This is pretty much the opposite of what Mr. Hudak tried in 2011, when he ran against Mr. McGuinty without saying a lot about what he would do differently. The unions went after him anyway. This time around, no one would be under any illusions, which might have the effect of driving labour supporters back to the Liberal camp. (The austerity measures brought in under Mr. McGuinty had unions literally protesting in the street against the Liberals.)

A battle over labour laws could also have the effect of distracting the electorate from the economy, which should be fertile ground for the PCs, who have been arguing for months that the Liberals can’t control spending enough to wrestle the deficit down. Rising hydro prices, the continuing fallout over the $1-billion dollar gas-plant scandal, an audit that pointed to wildly excessive compensation at the public power generator and those manufacturing closures point to plenty of ammunition for a party keen to attack the Liberals over fiscal mismanagement.

There’s also the fact that the Liberals this fall for the first time acknowledged that the target date of their long-term deficit-reduction plan is not as rigid as once thought.

In our year-end interview (which came before the ice storm and its aftermath), Ms. Wynne repeated the theme of the Fall Economic Statement, telling the National Post that while she expects to remain on target to balance the budget by 2017-18, if economic conditions are such that “those interim targets are going to be difficult for us to hit as we make investments that are going to make the economy grow, we are not going to stay on course.”

“I really believe we have the capacity to reach that long-term target,” the Premier said. “The interim targets? We’ll see.”

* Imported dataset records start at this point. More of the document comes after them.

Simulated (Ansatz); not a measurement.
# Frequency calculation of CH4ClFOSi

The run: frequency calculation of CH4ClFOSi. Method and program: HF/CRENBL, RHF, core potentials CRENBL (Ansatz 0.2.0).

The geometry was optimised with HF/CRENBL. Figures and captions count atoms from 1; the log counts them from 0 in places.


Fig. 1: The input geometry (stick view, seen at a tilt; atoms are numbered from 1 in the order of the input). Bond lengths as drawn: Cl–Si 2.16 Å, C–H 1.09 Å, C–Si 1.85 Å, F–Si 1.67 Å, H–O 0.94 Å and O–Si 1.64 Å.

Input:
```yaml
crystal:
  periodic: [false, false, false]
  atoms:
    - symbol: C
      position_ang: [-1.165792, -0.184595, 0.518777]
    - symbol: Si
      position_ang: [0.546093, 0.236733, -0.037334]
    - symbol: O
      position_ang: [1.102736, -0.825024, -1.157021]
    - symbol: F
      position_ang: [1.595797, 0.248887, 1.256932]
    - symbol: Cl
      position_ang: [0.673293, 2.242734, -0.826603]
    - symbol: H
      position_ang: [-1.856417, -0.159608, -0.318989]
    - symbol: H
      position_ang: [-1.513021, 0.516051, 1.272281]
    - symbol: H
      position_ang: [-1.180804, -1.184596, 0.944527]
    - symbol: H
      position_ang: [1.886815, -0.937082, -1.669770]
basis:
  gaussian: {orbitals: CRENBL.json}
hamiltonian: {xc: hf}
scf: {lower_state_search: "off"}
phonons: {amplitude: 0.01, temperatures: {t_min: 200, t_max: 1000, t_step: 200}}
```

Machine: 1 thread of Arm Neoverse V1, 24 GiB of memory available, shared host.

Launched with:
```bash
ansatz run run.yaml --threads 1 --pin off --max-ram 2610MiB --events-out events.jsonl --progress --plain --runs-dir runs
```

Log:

Of course, “investments that make the economy grow” could in theory be, well, anything. And given that Ms. Wynne is already planning for a multi-billion-dollar transit spend, and has indicated her party is prepared to spend billions more on a public-pension plan after the federal government said it wanted to hold off on expanding CPP, it’s a reasonable assumption that the forecasts of the 2014 budget will look nothing like the forecasts of the one delivered in 2013. The government was already facing major challenges on the spending side, where according to its own targets it was going to have to reduce total program spending in the years between 2015 and 2018. Not hold the line on spending, and certainly not keep it in line with inflation: actually spend fewer discretionary dollars in 2018 than it will spend in 2015. That is a huge undertaking. And it’s entirely possible that the Wynne government has decided not to undertake it. Big new programs like a 20-year transit plan and a public-pension scheme would muddy the budget waters enough that earlier forecasts would no longer be comparable. Move the target date for a balanced budget out a year or two, add in some optimistic growth forecasts, and the Liberals could present a roadmap that makes for good campaign material.

The Premier insists that spending goals have not been abandoned. “We’ve said we do not have money in the budget to fund increases, so there are going to be difficult discussions about tradeoffs within the [spending] envelopes,” she said. “But we’re still in a period of constraint, it’s very important that people understand that. We’re going to have to continue [make changes] in all of our ministries that allow us to keep services, but reduce costs.”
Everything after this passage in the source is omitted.